Bartholomew County residents woke up to the 13th snow event of the season this morning, when as much as 8 inches of snow was expected to greet them.
Meteorologists had predicted varying snowfall totals for south-central Indiana, from 2 to 3 inches in early forecasts to as much as 8 inches as the storm moved closer to Indiana on Tuesday afternoon.
City and county officials weren’t too concerned about the actual amount of snow on the ground this morning. Instead, their concern centered on possible drifts from 20 mph winds overnight and predictions of ice and sleet.
City crews were expected to begin clearing roads as early as 1 a.m. today, according to Columbus City Garage Manager Bryan Burton.
Nineteen trucks, with 19 crew members, were available. But Burton said they first needed to focus on clearing main roads for those returning home from work Tuesday night, especially second shift workers.
Clearing up ice is worse than dealing with snow, said Bartholomew County Highway Engineer Danny Hollander. Downed trees and power lines are possible with an ice storm, he said.

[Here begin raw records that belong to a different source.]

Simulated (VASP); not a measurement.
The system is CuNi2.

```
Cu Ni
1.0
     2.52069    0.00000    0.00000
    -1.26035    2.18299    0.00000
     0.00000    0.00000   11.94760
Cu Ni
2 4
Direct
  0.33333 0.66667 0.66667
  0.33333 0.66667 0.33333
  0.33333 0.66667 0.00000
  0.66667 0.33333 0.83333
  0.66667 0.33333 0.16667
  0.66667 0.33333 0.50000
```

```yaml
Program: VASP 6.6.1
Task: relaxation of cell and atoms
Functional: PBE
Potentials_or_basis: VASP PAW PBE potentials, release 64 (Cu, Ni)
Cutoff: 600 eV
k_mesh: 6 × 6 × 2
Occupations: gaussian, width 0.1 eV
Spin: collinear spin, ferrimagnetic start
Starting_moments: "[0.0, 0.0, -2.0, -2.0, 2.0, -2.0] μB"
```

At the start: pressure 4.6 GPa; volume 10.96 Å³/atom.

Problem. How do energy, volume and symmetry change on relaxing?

After a telephone conference call with the weather service Tuesday afternoon, Bartholomew County Emergency Management Director Dennis Moats predicted the ice would not be as much of a concern for Columbus as it might have been.
“We’ll gladly take the snow if we can keep the ice away,” Moats said.
But he warned that Bartholomew County was on
the southern edge of the storm. Residents in the northern part of the county could wake up with more snow and no ice, while those in southern areas could experience little snow but icy roads and sidewalks.
Bartholomew County’s winter storm warning continues until 1 p.m. today. It went into effect about 10:45 a.m. Tuesday.
The National Weather Service issued a revised forecast Tuesday afternoon, increasing the snow totals and describing the predicted period of ice and sleet as “brief.”
No matter how “brief,” Hollander said if the area gets more ice than snow, any truck not putting down a mixture of sand and salt won’t help much.
The county has 15 dump trucks with plows capable to spreading the sand/salt mixture along rural roads, Hollander said. They also have six other plow-equipped vehicles to assist the dump trucks.
Worse up north
Those driving north of Bartholomew County today will find travel even more difficult, if not impossible, forecasters warned. Up to 10 inches of snow is expected in central and northern Indiana with blowing and drifting expected.
“While this storm isn’t going to be unusual for this winter, (this) morning is not going to be pleasant,” Moats said.
He asked drivers to allow extra time to travel this morning.
State responseTuesday, Gov. Mike Pence directed the Indiana Department of Transportation to prepare for a full callout across most of the state. A full call-out means 800 plow trucks will be used by crews working alternating 12-hour shifts on state highways.
Meanwhile, there does not appear to be much relief in sight. The bitterly cold temperatures and frequent snow showers of the past two months will continue through February, according to the Indiana State Climate Office.
The snowy weather is due to the position of the polar jet stream, which is the fast-flowing air current that this year starts in northwest Canada and plunges into the central United States, said associate state climatologist Ken Scheeringa.
The position of the polar jet stream has targeted Indiana the past two months. It has formed an open “pipeline” between the Midwest and the frigid air in Canada and the North Pole, Scheeringa said.
While snowfall will taper off slightly this month, Hoosiers should continue to prepare for frequent storms, he said.